By: Mark Fitzgerald
CEO John Paton unveiled Journal Register Co.’s first-ever profit-sharing plan Sunday, promising all employees a week’s pay if the company reaches $40 million in EBITDA (earnings before interest, taxes, depreciation and amortization) for the year.
In his blog, Paton also disclosed that the now-privately held Journal Register Co. set a goal of $6 million in EBITDA for the first quarter and actually hit $8.2 million.
“To hit the pay out we have to hit our corporate financial goals,” Paton wrote. “And we can’t do that unless we all do our jobs. You also need to know our financial goals and so – again for the first time in our history – we are letting the employees know exactly what those goals are. And how we are tracking to those goals.”
All JRC employees, including union-represented workers, are eligible for a profit-sharing payout, Paton added – with one exception.
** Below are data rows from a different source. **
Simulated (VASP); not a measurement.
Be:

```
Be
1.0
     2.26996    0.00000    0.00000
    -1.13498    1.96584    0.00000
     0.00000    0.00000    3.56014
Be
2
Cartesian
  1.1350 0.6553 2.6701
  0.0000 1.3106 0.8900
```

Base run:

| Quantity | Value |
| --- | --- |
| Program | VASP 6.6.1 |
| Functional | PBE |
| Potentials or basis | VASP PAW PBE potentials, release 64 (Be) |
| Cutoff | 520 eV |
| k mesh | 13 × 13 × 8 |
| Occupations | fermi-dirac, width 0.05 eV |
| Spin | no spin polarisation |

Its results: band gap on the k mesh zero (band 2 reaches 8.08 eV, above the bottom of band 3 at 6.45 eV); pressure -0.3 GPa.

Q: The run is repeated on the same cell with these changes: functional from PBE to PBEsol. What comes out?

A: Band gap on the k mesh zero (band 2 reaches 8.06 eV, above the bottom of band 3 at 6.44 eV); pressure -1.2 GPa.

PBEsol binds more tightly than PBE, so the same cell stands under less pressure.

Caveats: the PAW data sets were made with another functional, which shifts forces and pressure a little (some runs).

“There is, however, one group who will not be eligible to participate in the profit-sharing plan — senior executives,” he wrote. “Our senior corporate executives, including me, and our senior publishers, responsible for our clusters, are not eligible. Those folks, including me, already have a performance bonus component as part of their compensation. It’s enough already.”
Paton said employees will be updated on financial performance every quarter, with the profit-sharing payout based on the year-end audit completed around April 15. If EBITDA reaches at least $38 million but falls short of $40 million profit sharing will be paid out on a pro-rated basis.